Aight, this is what I'm seeing when fading secondary colors (Cyan, Yellow,

Aight, this is what I’m seeing when fading secondary colors (Cyan, Yellow, Magenta) using HSV value scale.

Actual code is:
#include “FastLED.h”

#define NUM_LEDS 48
CRGB leds[NUM_LEDS];

#define DATA_PIN 11
#define CLOCK_PIN 12

volatile uint8_t value = 255;
const uint8_t hue = 42; // yellow
//const uint8_t hue = 212; // magenta
//const uint8_t hue = 125; // cyan

void setup() {
LEDS.addLeds<LPD8806, DATA_PIN, CLOCK_PIN, BRG>(leds, NUM_LEDS);
}
void loop() {
fill_solid(&(leds[0]), 48, CHSV(hue, 255, value));
LEDS.show();
value -= 5;
delay(150);
}

My guess there is a rounding error going on here. Churning the array data out of the serial port in a suitable format and capturing it with a PC will probably show the flow of the numbers better than your eyes with the LEDs in place of the show(). Or as well.

I think this is pretty much predictable and will always crop up somewhere.

Imagine you have an RGB color like 100,90,0 - a yellow hue. If you scale it down by a factor of 10, you get 10,9,0 - perfect proportions, and identical hue. But if you scale it down by a factor of 20, your ideal result would be 5,4.5,0 - again with the color proportions unchanged. But the pixels themselves only operate on integer values, so what you get is 5,4(rounded down),0. Now the color proportions aren’t quite right, but maybe it’s the best integer match possible.

But go further: if we scale 100,90,0 down by a factor of (let’s say) one hundred, the ideal result you want would be 1.00,0.90,0. And again, since the output can only be integers, you get 1(.00),0(.90),0 aka 1,0,0. But soft, what light through yonder window breaks our approximation?! It is the integers, and 1,0,0 is RED, not yellow at all. This is what you’re seeing in the video. Yellow fades to dim yellow, to dimmest yellow, to red.

Now that I think about this though, oddly, we already know how to prevent this: use the “{blah}_video” variations of scaling functions instead of “{blah}_raw” to scale down the color channel values. Functions like scale8_video make sure never to round a non-zero channel value down to zero. They exist for exactly this reason.

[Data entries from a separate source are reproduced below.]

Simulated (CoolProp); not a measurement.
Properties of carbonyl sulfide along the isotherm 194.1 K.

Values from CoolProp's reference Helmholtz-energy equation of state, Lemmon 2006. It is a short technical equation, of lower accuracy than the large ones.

I’ll see if I can see where in the data path we’re not using it; maybe we can improve things a bit.

@Mark_Kriegsman , can you give an example of scaling CHSV down to black using *_video?

Well, it’s supposed to be doing that already… I’ll look at it.

@Mark_Kriegsman I also believe the hsv code is using a perceptual brightness scale - which probably exacerbates things at lower brightnesses.

Yah. I believe it is. Time for some coffee and whiteboarding.

So my ultimate goal here is to be able to use the HSV color space on some of my generated patterns and be able to fade it to black an any given point, without seeing a color shift. If I can’t achieve that, it’s no big loss, I’ll just not fade anything out, or only do it on the primary LED colors. I realize a color mix of say 80% red with 35% blue won’t always get to zero at the same time … but there’s hope. :slight_smile:

The issue that you’re seeing (the un-even fading to black) is actually a bug in the HSV code - @Mark_Kriegsman popped open an issue on github[1] to track it down and I think he knows how to fix it. But first, he has to successfully not blow himself up while disassembling a lithium battery.

[1] https://github.com/FastLED/FastLED/issues/27

What has the battery done to him??

So far, merely deprived him of lunch.